Apparently, there is a recycling hierarchy and Happy Birthday to The Shack!
Twice something like this has happened, and I'm really starting to wonder when recycling started to require this much organization by the masses. The first time I went with Rich and the kids, and we probably had about seven trash bags full of cans and bottles and there was some crazy line of people waiting to use the self-service machines. Additionally, there is a guy working there who will weigh large amounts of stuff that you separate into big trash cans. Well the first time, we used the machine because that's what was available when it became our turn, but that wasn't without some instruction and aid from fellow recyclers who seem to have felt the need to add their input. This time, Annemarie and I went with thirteen trash bags and this is what went down...
I park the car and get out and get seven of the thirteen bags and walk over to the back of the short line of people waiting, followed by Annemarie with three more bags. Annemarie heads back to the car to get the last three bags, and this man... jeans, t-shirt, open flannel shirt over that with the sleeves rolled up to the elbow, beer gut, trucker baseball cap... this man who's been sizing me up since I walked over asks me how I'm doing today? I reply that I'm fine, thanks, and normally, I would ask about him in return, but intuition tells me not to provoke conversation with this man. He takes a dramatic two steps backward from where he's watching me and then walks over and says, "Are you gonna be using the machine, or are you gonna weigh?"
"I think I'm going to weigh," I say, arched eyebrow and all.
"Okay, then you'll be behind her," he regulates as he points to the other woman already separating her items into the big trash cans to be weighed.
Okay, I think... thanks for that clarification. Annemarie gets back with the other three bags. So I start to move all of our bags over closer to where we will ultimately be separating them into bins, and this guy comes over to help us and Annemarie is looking at me like what the hell is this creepy dude's deal?! I say, "Thanks, that was nice of you."
We're now on the other side of a small planter waiting our turn and when the woman in front of us finishes, Annemarie and I both grab a bag and step over and begin to separate cans and bottles and then this man comes over and moves all the rest of the bags over to the other side of this planter. Then, as we get the bins filled and need to move them over so the guy can weigh them, he shoves over empty bins.

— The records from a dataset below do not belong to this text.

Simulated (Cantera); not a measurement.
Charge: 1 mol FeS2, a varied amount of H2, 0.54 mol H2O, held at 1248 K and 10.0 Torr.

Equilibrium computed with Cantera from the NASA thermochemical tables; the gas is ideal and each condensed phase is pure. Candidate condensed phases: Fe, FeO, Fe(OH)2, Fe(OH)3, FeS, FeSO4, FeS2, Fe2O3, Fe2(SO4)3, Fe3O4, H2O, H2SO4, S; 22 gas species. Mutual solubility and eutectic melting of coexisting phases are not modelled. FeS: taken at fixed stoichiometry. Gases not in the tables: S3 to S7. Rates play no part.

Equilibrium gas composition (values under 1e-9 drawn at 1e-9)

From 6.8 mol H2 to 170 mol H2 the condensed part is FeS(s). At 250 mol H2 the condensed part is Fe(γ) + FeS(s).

I don't know... he was helpful-ish and I said thank you, but really? Like we couldn't have figured out our place in line all on our own? Whatever, $29.94 and a cut on my finger later, I was drinking Strawberry Surfrider and watching a grown man randomly skipping across the crosswalk and down Orangethorpe Ave.
Also, I'm semi-irate that The Principal's Award that Matty got has a major grammar faux-pas on it. Is that wrong? I'm sure the principal, who is a PhD. has a secretary type these things up... but still, it pisses me off when it says ... is being presented the Principal's Award for taking on the 'witches' role in one day and giving an amazing performance.
Really? Sigh... Also, am I really editing the awards my kids bring home from school? I did it with Annemarie's yearbook, too.
All attempts made to rescue me from my 2-11 pm shift at work will be appreciated and rewarded.